I love and I hate The Way of the Superior Man, however, a man very close to me suggested I read it (and I’ve made him read all of Brene Brown’s work so…). Here I land. Fighting and saying “yes” at the same time.

As a yogi, and a general practitioner of being in alignment with our soul’s work, I find the beginning of the book dead-on. In fact, I’ve been saying this very thing for a number of years. Finally, someone gets what to me is the essence of the struggle for men.

“Many men are willing to poke their women and bloom her in a mediocre way, sharing a few orgasms and a few emotional moments of bonding before going over tomorrow’s schedule. Many men are willing to poke the world and bloom in a mediocre way, making a few bucks and contributing enough betterment so they don’t feel like their life is a total waste.

But very few men are willing to do the deed for real, to use everything they’ve got to liberate their woman and the world into the deepest possible truth, love, and openness. Few men are willing to give their deepest genius, their true endowment, the poetry of their very being, with every thrust of sex and life. Most men are limpened with doubts and uncertainties. Or they hold back their true drive because of fear. So they diddle their woman and the world just enough to extract the pleasure and comfort they need to assuage their nagging sense of falsity and incompleteness.”.

How many relationships have I been in where the man just seems to be getting by—often riding on my life force? In my experience, men are so burdened with fear they can’t truly own intimacy and surrender within a relationship. They don’t know how to be kings because they are so afraid of failure (we women are equally as guilty of not owning our own power, but that’s a different conversation) when failure and ownership of the process and the learning is the very thing that makes the king.

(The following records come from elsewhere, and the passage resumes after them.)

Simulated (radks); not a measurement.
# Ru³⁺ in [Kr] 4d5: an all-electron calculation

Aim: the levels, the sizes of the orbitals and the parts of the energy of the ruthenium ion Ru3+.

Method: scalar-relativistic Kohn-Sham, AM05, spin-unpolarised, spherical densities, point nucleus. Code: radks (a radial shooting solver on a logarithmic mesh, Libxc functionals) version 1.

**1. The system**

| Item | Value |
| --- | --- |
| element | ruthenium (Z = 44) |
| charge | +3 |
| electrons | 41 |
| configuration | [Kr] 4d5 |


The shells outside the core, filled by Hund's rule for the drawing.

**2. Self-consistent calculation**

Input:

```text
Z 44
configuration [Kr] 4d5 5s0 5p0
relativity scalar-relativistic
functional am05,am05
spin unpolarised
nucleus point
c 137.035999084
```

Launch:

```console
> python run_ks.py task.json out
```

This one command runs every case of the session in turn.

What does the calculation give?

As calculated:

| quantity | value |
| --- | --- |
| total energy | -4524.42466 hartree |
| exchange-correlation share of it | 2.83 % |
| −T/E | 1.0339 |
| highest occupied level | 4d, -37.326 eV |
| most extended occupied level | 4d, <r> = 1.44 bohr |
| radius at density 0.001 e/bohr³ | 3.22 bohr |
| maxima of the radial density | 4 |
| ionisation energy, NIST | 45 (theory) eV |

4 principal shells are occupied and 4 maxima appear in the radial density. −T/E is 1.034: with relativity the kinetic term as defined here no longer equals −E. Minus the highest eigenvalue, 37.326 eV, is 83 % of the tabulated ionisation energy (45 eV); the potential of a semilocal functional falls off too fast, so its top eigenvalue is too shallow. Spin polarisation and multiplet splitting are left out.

I’m simplifying the book but basically, Deida continues by suggesting that because men are not expressing their true selves, their most powerful, in alignment-with-their-truth-selves, they aren’t able to be the leaders their women need and want them to be. I’m a very independent woman, don’t get me wrong, but I have this discussion all the time with women. We want a man who is powerful. We want a leader. We want a king. These are my words but in essence, Mr. Deida understands this basic premise.

Then I read “Part Two, Dealing with Women”

I’m not sure, but there’s something about that phrase that just rubs me wrong. So I took a big, deep breath and began. Now that I’m at the end, I have to wonder, what kind of women he’s been involved with? I’m thinking he’s been on the crazy train with a nutcase or two. I know a lot of women who don’t vacillate the way he generalizes about us.

“…but more often, and almost always in emotional moments, what she says is the sound of her feelings. Her feminine speech is far more like poetry than like a clearcut agenda for action. In an emotional moment, what she says she is going to do is actually an expression of what she feels like doing in the moment. Her feelings, and therefore what she is actually going to do, could change in five minutes. It could change every five minutes….What your woman says is like a cloud passing in the sky: well-formed, coherent, and unrecognizable moments later. The cloud is an expression of the precise physics of water, wind, and air. Your woman’s words are expressions of the physics of her feelings, your relationship, and the nuances of the present situation, seen and unseen. A moment later, these factors will change, and so will your woman’s expressions.”

I’m sorry, WHAT??? The danger in these vast generalizations about the way a woman’s mind works is that he makes us ALL sound like we change our minds if the wind blows the wrong way. Statements like these diminish a woman’s intellect, ability to analyze and come to sound conclusions that oftentimes don’t change, even in “emotional moments”. In fact, I would argue that most women I know are far more grounded in their decision-making processes and their ability to speak clearly in emotional moments than are men.  Moreover, so often I hear about arguments between men and women (let’s assume these are “emotional moments”) where women will speak their minds, and the men will say nothing of any content whatsoever. How does that factor in his equation?

I say this rather tongue and cheek, but you’re basically saying that if a man knows himself well enough, he can steer his woman effectively even though most of the time she has no idea whether she’s coming or going? I do understand that women are different creatures from men. We do often operate from a place of feeling, and we also operate from a place of knowing. So while I agree with your statement, “One of the deepest feminine desires in intimacy (though not in business or simple friendship) is to be able to relax and surrender, knowing that her man is taking care of everything.” I just can’t get over the underlying message that we women are a bunch of coo coo birds and that’s just the way we are. If you men are steadfast then our little crazy selves will soon enough settle down and be okay. (can you see my eyeroll? I hope so.)

I don’t know, the book is still worth the read. I agree we’d all be better off if men could get the message. Do the work of the king and learn your true vocation and you’ll be a better partner, lover, and overall contributor to the master plan of the universe. We women do know when you’re being inauthentic, to yourself and to your soul’s calling. We are powerful not in spite of being “emotionally intense”, it’s fucking because of it. Please, Mr. Deida, a little more awe, a little less disrespect would be appreciated. And I can’t help you with the crazy ones.